I wonder how many of these vulnerbilities are in other browser that were ALSO released back in 2002.

Somehow software can be several generations behind, and be outdated by 7 years, and Microsoft is slapped around because people will not upgrade. If someone was using Firefox 1.0 and getting exploited, everyone would be, upgrade to the newer version you idiot.

Sure the 7 year old version of IE sucks, but compared to a seven year version of Flash, Mozilla, etc how do you think they would compare, really?

This problem doesn't exist in newer versions of IE, and is impossible to exploit on Vista or Win7 because of the IE version and IE protected mode, that currently makes IE on Win7 the most secure way to browse the Internet ironically.

(Yes go look at the numbers from patches to exploits discovered to even exploits successfully used, IE7 and IE8 on Vista and Win7 are the most secure browsers based on the numbers, and add in the potential 'exploit' factor that protected mode prevents even if a flaw is found, it makes the numbers even lower.)

See how to mitagate the the Google/IE vulnerability using Windows Group Policy at http://www.grouppolicy.biz/2010/01/how-to-mitigate-kb979352-a-k-a-google-china-security-vulnerability-using-group-policy/

carmatic said,
so the Chinese government cares more about enforcing censorship than catching the crooks who did the hacking?

Well, no. The Chinese government did the hacking itself.

day2die said,

Well, no. The Chinese government did the hacking itself.

+1 So clearly China is less than inclined to investigate this any further or bring these hackers to justice... It would be a liiiiitle counter productive... ;)

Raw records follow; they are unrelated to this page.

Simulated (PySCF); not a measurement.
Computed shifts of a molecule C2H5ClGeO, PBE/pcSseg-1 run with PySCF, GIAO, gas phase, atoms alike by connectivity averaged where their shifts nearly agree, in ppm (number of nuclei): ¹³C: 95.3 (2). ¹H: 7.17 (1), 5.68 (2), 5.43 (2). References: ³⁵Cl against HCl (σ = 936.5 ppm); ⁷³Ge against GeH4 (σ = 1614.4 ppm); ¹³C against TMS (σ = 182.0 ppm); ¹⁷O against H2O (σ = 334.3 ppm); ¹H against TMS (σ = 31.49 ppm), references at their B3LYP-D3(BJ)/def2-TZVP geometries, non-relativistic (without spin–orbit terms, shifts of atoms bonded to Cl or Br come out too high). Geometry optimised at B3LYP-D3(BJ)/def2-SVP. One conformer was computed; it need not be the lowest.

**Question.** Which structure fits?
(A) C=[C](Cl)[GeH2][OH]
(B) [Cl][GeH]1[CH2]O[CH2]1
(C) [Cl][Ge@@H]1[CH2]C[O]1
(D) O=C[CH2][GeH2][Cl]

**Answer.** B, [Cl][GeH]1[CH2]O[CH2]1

Edited by M_Lyons10, Jan 16 2010, 9:06am :

M_Lyons10 said,

+1 So clearly China is less than inclined to investigate this any further or bring these hackers to justice... It would be a liiiiitle counter productive... ;)

ahh yes, i missed the story on the front page... pardon me

just so everyone is aware..
Windows 7 is unaffected by default because of Protected Mode and DEP, same goes for Vista
so far affected is Windows XP and IE6, specifically, i'd say an OOB update is right round the corner

I find it odd, and fishy that anyone at google would use IE at all. I think this is more Google trying to PR spin a big break in their fancy cloud system.

GP007 said,
I find it odd, and fishy that anyone at google would use IE at all. I think this is more Google trying to PR spin a big break in their fancy cloud system.

even though Microsoft themselves have admitted the vun?

XerXis said,
because they only found out about it after the attack?
According to reports, Microsoft has said they knew about the flaw before. But were "in process" of working on getting around to fixing it.

Internet Explorer was one of the vectors ..Also, i find it odd how IE (that too IE6) was used in Google..and even if so, is it so easy to hack into Google just with IE6 vulnerability...

I think the hackers where brilliant in using tools, proxies etc to attack it.